In early October 1940. The chief of the battalion general staff, Pietro Bagdolio, was ordered by Mussolini to begin preparing for the invasion of Greece. And, on the 28th using the recently annexed Albania as a base, the Italian's vanguard of two divisions advanced into the Pindus Mountains. From the outset, progress was slower than anticipated and within eleven days the Greeks had stopped the invasion dead in its tracks. And to make matters worse, the Italian's logistical system collapsed. By the 14th November, the Greeks had pushed the Italians back to the border and began a unified counter-offensive which shattered the Italian line and threw them into a panic. In some places the Greeks penetrated as far as fifty kilometers or thirty one miles into Albania. The counter-offensive only ended after the Greeks lost momentum and a stalemate then ensued which would only be broken in April by the Germans. This leads us to today's question, how did the Greeks manage to repel an invasion by a seemingly much stronger power. 

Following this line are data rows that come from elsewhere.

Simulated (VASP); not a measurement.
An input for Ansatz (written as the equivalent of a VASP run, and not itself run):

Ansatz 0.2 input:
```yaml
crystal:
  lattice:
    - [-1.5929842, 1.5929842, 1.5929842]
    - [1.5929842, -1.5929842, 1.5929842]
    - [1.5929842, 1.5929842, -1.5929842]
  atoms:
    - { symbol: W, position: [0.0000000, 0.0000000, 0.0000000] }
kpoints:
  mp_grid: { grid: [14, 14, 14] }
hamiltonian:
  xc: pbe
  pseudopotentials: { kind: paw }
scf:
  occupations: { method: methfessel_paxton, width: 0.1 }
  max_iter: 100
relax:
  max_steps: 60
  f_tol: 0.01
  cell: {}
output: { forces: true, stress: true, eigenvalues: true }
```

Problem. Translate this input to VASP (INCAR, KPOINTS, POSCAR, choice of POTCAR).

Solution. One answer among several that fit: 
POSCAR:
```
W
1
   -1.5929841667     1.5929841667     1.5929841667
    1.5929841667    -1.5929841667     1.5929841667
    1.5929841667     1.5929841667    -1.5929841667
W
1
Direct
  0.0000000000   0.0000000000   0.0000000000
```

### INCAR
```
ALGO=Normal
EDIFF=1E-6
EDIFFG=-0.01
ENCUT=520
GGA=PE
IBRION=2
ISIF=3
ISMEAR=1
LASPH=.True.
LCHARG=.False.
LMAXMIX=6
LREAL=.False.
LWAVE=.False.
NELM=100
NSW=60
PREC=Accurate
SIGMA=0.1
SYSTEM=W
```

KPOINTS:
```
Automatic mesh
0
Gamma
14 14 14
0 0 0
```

In many ways Italy's invasion of Greece was an attempt to imitate the expansionist policies of their German ally. Up to this point Italy's only conquests had been in Ethiopia and Albania, while Italian participation in the second world war had been limited to the French Alps and North Africa. But Mussolini was a man of boundless ambition, and had become convinced that the fastest method of securing dominance over the Mediterranean lay in the annexation of Greece. From the outset, Italian logistics and maneuverability were compromised by the harsh climate of the Pindus Mountains combined with an unusually cold winter. By December, conditions were nearly Arctic, foreshadowing what was in store for their German allies one year later. Pack animals quickly began dying of hypothermia and tens of thousands of men on both sides developed frostbite. But these were not insurmountable obstacles and the hardy Italians were no strangers to bad weather or rough terrain. They also possessed a substantial number of tanks, modern infantry weapons, and a strong air corps . In contrast, the majority of Greek troops had to make do with a truly archaic arsenal consisting mostly of equipment left over from the great war. Furthermore, the axis stranglehold over Europe cut them off from ships of ammunition or spare parts. In terms of air power, the only force the Greeks could muster consisted of mere seventy nine planes. Yet despite their advantages the Italian would soon find that the armor which had proved instrumental in the deserts of Ethiopia were useless in the Pindus Mountains.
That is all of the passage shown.